Christmas pantomime’s shouldn’t leave a bitter taste in your mouth

Last night, at a press performance of the London Palladium pantomime Dick Whittington, Ventriloquist Paul Zerdin picked a man out of the audience and asked him to bring his wife up on stage. When the man stood up with his male partner, Paul told them to sit down as he needed a heterosexual couple. This made my blood boil and had I not be there to review the show in its entirety then I would have left immediately.

The heterosexual couple that were brought on stage were given false mouth masks to wear (Nina Conti style) which Paul then controlled the movement of so it looked like they were talking when really it was him. Now I understand he may have had only one male and one female mask on stage but I see no reason (in today’s society) why he couldn’t have a selection of masks, ready for any couple picked out.

I feel awful for the gay couple who stood up in front of 2,000 people, only to be told to sit down. I don’t believe it was intentionally homophobic on Paul’s behalf but it’s 2017 and we are in London. Situations like this should not be happening.

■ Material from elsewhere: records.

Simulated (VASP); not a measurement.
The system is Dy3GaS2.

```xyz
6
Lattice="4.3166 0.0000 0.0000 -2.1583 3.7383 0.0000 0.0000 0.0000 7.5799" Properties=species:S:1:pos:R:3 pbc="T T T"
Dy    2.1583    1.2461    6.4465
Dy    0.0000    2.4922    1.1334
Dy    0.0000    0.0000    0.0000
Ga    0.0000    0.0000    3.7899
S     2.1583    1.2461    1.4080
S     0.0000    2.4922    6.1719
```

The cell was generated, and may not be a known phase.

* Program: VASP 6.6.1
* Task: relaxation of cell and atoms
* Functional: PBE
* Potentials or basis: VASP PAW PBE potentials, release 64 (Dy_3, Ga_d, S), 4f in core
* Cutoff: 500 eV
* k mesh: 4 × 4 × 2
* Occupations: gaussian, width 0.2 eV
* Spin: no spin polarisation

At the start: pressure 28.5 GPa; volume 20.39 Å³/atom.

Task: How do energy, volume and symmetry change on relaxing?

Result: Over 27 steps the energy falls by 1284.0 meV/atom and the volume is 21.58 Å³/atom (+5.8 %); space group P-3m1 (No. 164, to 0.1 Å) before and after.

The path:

At the end of the show, Paul invited four children up on stage. Two boys and two girls. They all introduced themselves until the last boy who when Paul asked his name, before the boy had a chance to reply, said ‘Tracey’ and the audience laughed. Now I understand this may be amusing but I felt that was a risky joke to try as who knows what that little boy’s life is like. Perhaps he is bullied in the playground at school and called a girl. If that were the case then being called a girl on stage in front of 2,000 people would be an extension of his school bullying that could scar him for life. From personal experience at least, if that had been me on stage at eight years old being called Tracey and having the audience laugh, it would have been a horrific moment I would never forget.

I left the theatre shaken and feeling sick after what happened with the gay couple. I’m not calling Paul Zerdin homophobic but I do think he needs to move in to the twenty-first century and make his material relevant to the society we are living in and not alienate people. Christmas pantomime’s are supposed to be a joyous celebration and not one that leaves you with a bitter taste in your mouth like I have today.